Despite beginnings as a none-too-subtle beard, Batwoman displayed a range of subversion all her own, echoing fledgling feminism in the pages of boys’ adventure fantasies. Batwoman was portrayed as an equal to Batman, at least as much as possible for the time period. Best remembered for a bright yellow and red costume, her range of bat-gadgets based on popular women’s accessories, complete with a utility purse to store them, Batwoman nevertheless foiled numerous crimes all on her own, often before Batman could arrive to aid. Sadly Batwoman’s appeal wasn’t lasting and she eventually faded to obscurity, celebrated by only the most hard-core of minutiae-dwelling fandom. No one ever expected a comeback.

Information about a new lesbian version leaked to the New York Times kicked off a typhoon of articles. “The New York Times ran with this article and used this exceptionally loaded phrase to describe Kate [Batwoman] as a buxom lipstick lesbian,” says Batwoman writer Greg Rucka. “Within 24 hours that line, which was penned by the reporter, ended up as a quote coming out of [DC editor-in-chief] Dan Didio’s mouth.

“Eight months later Dan turned to me and said, ‘I didn’t know what a lipstick lesbian was!’ And yet people were blaming him for saying it. And you know the plan had not been initially to do anything with Batwoman yet, but then all the media stuff hit and it was like, ‘Okay, how are we going to get her in?’”

From the beginning Batwoman was planned as queer. “With Kate,” says Rucka, “that was an administrative decision from on high, there was a choice made: You know, the time has come. We’re gonna take arguably the most recognizable symbol that we have — that’s the bat — and we’re going to associate it with a character that from the start is going to be known as gay. It’s not going to be an after-school special story, we’re not going to do a pull back the curtain and duh-duh-duh, it’s from the word go. What we want is a new member of the bat family: We want this character to be female, viable and strong and among all those things she is also gay. And that is part of the character-making, right, as opposed to an evolving self-discovery story.”

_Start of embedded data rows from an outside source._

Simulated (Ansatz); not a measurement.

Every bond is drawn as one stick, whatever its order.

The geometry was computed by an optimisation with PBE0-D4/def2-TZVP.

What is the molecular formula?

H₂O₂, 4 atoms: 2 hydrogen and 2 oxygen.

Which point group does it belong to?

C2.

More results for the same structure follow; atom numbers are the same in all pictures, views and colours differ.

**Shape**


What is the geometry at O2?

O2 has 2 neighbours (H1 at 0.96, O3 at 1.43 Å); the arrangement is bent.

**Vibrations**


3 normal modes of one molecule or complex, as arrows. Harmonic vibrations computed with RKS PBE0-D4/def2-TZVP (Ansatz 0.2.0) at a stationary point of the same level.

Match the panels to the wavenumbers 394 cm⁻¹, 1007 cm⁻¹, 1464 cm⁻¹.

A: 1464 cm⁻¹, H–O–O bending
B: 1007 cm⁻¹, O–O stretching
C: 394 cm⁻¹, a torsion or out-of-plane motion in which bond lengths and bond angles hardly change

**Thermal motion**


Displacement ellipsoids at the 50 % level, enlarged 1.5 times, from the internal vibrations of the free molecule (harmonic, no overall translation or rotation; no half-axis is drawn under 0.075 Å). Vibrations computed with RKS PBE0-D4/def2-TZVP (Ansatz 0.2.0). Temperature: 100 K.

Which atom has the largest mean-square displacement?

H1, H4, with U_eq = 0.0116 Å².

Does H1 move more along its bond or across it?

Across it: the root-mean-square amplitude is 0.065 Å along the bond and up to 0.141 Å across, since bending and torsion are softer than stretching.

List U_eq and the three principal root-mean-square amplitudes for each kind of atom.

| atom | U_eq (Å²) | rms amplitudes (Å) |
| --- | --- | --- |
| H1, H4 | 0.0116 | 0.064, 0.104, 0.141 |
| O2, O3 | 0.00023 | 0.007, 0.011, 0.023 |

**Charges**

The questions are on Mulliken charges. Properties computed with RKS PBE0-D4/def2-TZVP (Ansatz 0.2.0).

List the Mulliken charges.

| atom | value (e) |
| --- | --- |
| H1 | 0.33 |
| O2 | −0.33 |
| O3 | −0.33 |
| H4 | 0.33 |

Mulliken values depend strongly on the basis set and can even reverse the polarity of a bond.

Fan expectations for the new character have been near boiling, but her appearances have been kept brief and few, building the demand to see Batwoman in a story all her own. “The fact of the matter is, the cat went not only out of the bag, it went up on the roof and started yowling before there was even a plan. The Times ran the piece before the series had been approved, there weren’t even scripts.” Rucka and DC were now faced with the challenge of making a Batwoman live up to the hype, both positive and negative.

What makes the new-and-improved Kate Kane an equal to Batman — not as another Batgirl but as a Batwoman? “For lack of a better phrase she’s looking for a way to serve and has been denied it elsewhere,” says Rucka. “One of the things that becomes clear in the run, one of the differentiators that JH Williams III [who’s the artist on the book] and I really want with Kate, is that she couldn’t be Batman with breasts, she had to be a different take on the character.

“Batman is a demon, he’s a gargoyle. And I wanted Kate to be more seductive and consequently I would think more likely to take people by surprise. Batman’s agenda is a fear agenda, where his main tool is ‘Boo!’ They turn around and there’s a guy and he looks like a giant fucking bat.

“Their reaction to Kate is, yes, surprise and alarm, fear. But the way I see it is she’s more like a succubus when she wants information. She will coax it out of you, tease it out of you.... It doesn’t make her any less viable or frankly any less dangerous than Batman. In fact if you go back and look at the fight scenes that have been released, every time I have written her in a fight, I have tried to make her even more brutally efficient than Batman. Batman tends to punch people in jaws, Kate breaks elbows, she goes for joints, she takes you down really quick. When she throws that switch she doesn’t mess around.

“The big quote that came out of the New York [comics convention] was, ‘Yes, she’s a lesbian; she’s also a redhead,’” says Rucka, “and I kind of feel that way about it. I don’t mean to diminish the queer experience, especially in America, anymore than I’d want to deny the African-American experience. I don’t want to sugarcoat anything. So I guess the baseline for me is that you always want to be true to the characters, to the person — and people are different.”

Batwoman is the highest profile queer character in mainstream, genre fiction ever. As a lesbian, she’s possibly an easier sell to the still mainly straight, white, male comic readers. “If I have to PT Barnum you a bit to get you into the tent then it might be worth it. But then the flip side is if somebody is going to open up these pages hoping for some hot girl-on-girl action then they will be sorely disappointed.”



Batwoman’s run in DC’s flagship title Detective Comics begins Wed, Jun 10 with issue 854.